Let $p,q$ be conjugate exponents with $p\in(1,\infty]$ and consider a measure space $(X,\mathscr M,\mu)$. Suppose that $S:L^p\to L^p$ and $T:L^p\to L^p$ are both bounded, linear operators. Assume that $S|(L^{p}\cap L^q)=T|(L^{p}\cap L^q)$.
Claim: $S=T$.
The proof is straightforward if $p<\infty$, since $\Sigma$, the set of simple functions supported on finite-measure sets, is dense in $L^p$ and $\Sigma\subseteq L^p\cap L^q$. Hence, since $S$ and $T$ agree on a dense subspace and they are both continuous, they must coincide on the whole space by a limiting argument.
Question: Is this still true if $p=\infty?$ What extra assumptions on $(X,\mathscr M,\mu)$ (e.g. $\sigma$-finitude, semi-finitude, etc.) are needed, if any?
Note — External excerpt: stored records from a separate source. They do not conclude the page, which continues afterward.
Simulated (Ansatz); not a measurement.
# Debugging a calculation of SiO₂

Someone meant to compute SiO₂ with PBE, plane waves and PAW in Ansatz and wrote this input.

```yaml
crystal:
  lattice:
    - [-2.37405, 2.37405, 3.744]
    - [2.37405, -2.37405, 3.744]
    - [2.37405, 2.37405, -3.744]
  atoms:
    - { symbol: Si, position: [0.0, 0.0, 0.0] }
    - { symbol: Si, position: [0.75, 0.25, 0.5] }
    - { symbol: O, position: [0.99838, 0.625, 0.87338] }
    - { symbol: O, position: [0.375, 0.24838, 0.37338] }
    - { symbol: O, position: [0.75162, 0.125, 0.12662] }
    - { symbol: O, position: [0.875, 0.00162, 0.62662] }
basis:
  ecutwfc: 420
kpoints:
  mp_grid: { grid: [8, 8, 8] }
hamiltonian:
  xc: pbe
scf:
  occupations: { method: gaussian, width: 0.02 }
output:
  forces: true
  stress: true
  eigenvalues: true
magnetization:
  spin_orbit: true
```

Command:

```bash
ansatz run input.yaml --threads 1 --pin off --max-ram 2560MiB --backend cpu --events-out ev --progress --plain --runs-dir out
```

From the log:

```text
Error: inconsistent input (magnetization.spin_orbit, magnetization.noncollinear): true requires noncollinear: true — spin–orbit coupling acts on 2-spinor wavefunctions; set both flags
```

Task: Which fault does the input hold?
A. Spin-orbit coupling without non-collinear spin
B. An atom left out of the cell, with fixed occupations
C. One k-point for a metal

In this case, I think that $L^{\infty}\cap L^1$ is not (necessarily) dense in $L^{\infty}$, so I doubt whether the claim remains true. Yet, I cannot come up with a nice counterexample.
What do you think?
Definitely, $L^\infty\cap L^1$ is not dense in $L^\infty$ if $\mu$ is infinite, since the constant functions are not in the closure of $L^\infty\cap L^1$. So by Hahn–Banach, you can find a bounded linear functional $\phi$ that vanishes on $L^\infty\cap L^1$, yet $\phi(1)=1$.
Now let $S$ be $\phi$ times any fixed member of $L^\infty$, and $T=0$ for a counterexample.
The counterexample must rely on the axiom of choice, unfortunately; you can't get a more concrete example than this.